Re: [RFC PATCH v4 0/2] arm64: Stack trace reliability checks in the unwinder

From: Madhavan T. Venkataraman
Date: Fri May 21 2021 - 13:32:56 EST




On 5/21/21 12:18 PM, Mark Brown wrote:
> On Sat, May 15, 2021 at 11:00:16PM -0500, madvenka@xxxxxxxxxxxxxxxxxxx wrote:
>
>> Special cases
>> =============
>>
>> Some special cases need to be mentioned:
>
> I think it'd be good if more of this cover letter, especially sections
> like this which cover the tricky bits, ended up in the code somehow -
> it's recorded here and will be in the list archive but that's not the
> most discoverable place so increases the maintainance burden. It'd be
> great to be able to compare the code directly with the reliable
> stacktrace requirements document and see everything getting ticked off,
> actually going all the way there might be too much and loose the code in
> the comments but I think we can get closer to it than we are. Given
> that a lot of this stuff rests on the denylist perhaps some comments
> just before it's called would be a good place to start?
>

I will add more comments in the code to make it clear.

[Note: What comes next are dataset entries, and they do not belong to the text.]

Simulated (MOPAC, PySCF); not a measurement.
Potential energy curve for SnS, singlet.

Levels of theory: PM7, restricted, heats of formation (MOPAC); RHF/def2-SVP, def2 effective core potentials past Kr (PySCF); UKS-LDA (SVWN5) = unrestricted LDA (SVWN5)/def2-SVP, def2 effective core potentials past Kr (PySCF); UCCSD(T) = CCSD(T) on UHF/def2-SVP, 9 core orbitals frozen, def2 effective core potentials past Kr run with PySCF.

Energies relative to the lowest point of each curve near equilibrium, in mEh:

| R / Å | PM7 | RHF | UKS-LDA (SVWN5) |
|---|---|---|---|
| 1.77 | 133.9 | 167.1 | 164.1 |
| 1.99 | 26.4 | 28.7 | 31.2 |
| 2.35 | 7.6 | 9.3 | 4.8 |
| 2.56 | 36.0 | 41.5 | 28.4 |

>> - EL1 interrupt and exception handlers end up in sym_code_ranges[].
>> So, all EL1 interrupt and exception stack traces will be considered
>> unreliable. This the correct behavior as interrupts and exceptions
>
> This stuff about exceptions and preemption is a big one, rejecting any
> exceptions makes a whole host of things easier (eg, Mark Rutland raised
> interactions between non-AAPCS code and PLTs as being an issue but if
> we're able to reliably reject stacks featuring any kind of preemption
> anyway that should sidestep the issue).
>

Yes. I will include this in the code comments.

>> Performance
>> ===========
>
>> Currently, unwinder_blacklisted() does a linear search through
>> sym_code_functions[]. If reviewers prefer, I could sort the
>> sym_code_functions[] array and perform a binary search for better
>> performance. There are about 80 entries in the array.
>
> If people are trying to live patch a very busy/big system then this
> could be an issue, equally there's probably more people focused on
> getting boot times as fast as possible than live patching. Deferring
> the initialisation to first use would help boot times with or without
> sorting, without numbers I don't actually know that sorting is worth the
> effort or needs doing immediately - obvious correctness is also a
> benefit! My instinct is that for now it's probably OK leaving it as a
> linear scan and then revisiting if it's not adequately performant, but
> I'd defer to actual users there.

I have followed the example in the Kprobe deny list. I place the section
in initdata so it can be unloaded during boot. This means that I need to
copy the information before that in early_initcall().

If the initialization must be performed on first use, I probably have to
move SYM_CODE_FUNCTIONS from initdata to some other place where it will
be retained.

If you prefer this, I could do it this way.

Thanks!

Madhavan